Heads of terms agreed on UK Coal restructure

UK COAL today said it had made “significant progress” on a major restructure that would leave its mining business bank debt free.
The company owes its customers and its banks £138.3m and has a funding deficit to its pension funds of approximately £430m.
UK Coal described the restructuring as a “highly complex process” and one that required agreement from its pension funds, the pensions regulator, and its bank lenders, which include Lloyds and Barclays.
A non-binding heads of terms agreement has been reached with the pension trustees, and an agreement in principle with power generators, which would see a combined £90m support package for UK Coal covering the period to the end of 2015.
This would leave the Doncaster-based group’s mining business debt free and with an affordable pension deficit reduction scheme.
Each of its mines would also be restructured into separate legal entities to reduce the risk of any one mine’s failure “from bringing down all mines”, chairman Jonson Cox said.
The group’s pension trustees will also invest £30m in UK Coal’s property business to allow “the release of the latent undeveloped value in the property portfolio”. In exchange, they will receive a direct stake of 75.1%.
Mr Cox, who also warned that the group’s Daw Mill mine could close by 2014 if its poor record could not be turned around, said: “UK Coal’s board believes that a restructuring creates a sustainable platform, allowing us to continue to produce coal to supply power stations and get full value from the property portfolio for the group.
“There is still much work to be done and there remain significant challenges and risks to completing the process.
“Without a restructuring, the group will remain exposed to significant risk on its financial headroom and covenants.
“With the ever present challenge of operational difficulties, there is a significant risk to the continuation of the mining business, jobs, and the local economies around our mines in the absence of creating additional headroom.”
For the six months ended June 30, UK Coal saw total group revenue fall 23% to £198.3m as sales of coal fell.
Poor performances at Daw Mill and Thoresby reduced total production to 3.3m tonnes.
The group posted an pperating loss before non-trading exceptional items of £6m, compared to a profit of £35.2m over the same period last year.

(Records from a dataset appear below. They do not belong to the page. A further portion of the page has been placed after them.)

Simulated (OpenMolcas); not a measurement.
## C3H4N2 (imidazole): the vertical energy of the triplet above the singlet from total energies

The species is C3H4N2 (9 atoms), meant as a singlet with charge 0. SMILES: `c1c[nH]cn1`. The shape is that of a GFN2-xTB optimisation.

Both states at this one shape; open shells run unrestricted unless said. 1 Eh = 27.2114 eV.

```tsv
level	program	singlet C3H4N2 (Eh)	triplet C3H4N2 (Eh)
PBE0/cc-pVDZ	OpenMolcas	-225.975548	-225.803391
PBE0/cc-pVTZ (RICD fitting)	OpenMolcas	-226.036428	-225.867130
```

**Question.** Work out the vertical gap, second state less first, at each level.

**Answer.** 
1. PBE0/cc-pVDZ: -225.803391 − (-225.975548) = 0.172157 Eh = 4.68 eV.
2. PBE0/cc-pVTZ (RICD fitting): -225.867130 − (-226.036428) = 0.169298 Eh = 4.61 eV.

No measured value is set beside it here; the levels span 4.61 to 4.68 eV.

Mr Cox added: “Our first half year results for 2012 show a disappointing performance, caused by the poor Daw Mill performance in Q1 and the weakening coal price seen in Q2.
“These factors were mitigated by an improved consistency of production in Q2. We have continued to progress with the recovery of Daw Mill’s 32s face, and are in the process of re-commissioning the face.
“The production problems and the risks of operating Daw Mill in its current structure, when combined with the pension deficit and the level of bank and generator debt, led the board to conclude that a restructuring of the business was necessary to secure a stable platform for UK Coal and its stakeholders.”
UK Coal employs around 2,500 people with its headquarters being based at Harworth Park. The group is Britain’s biggest producer of coal.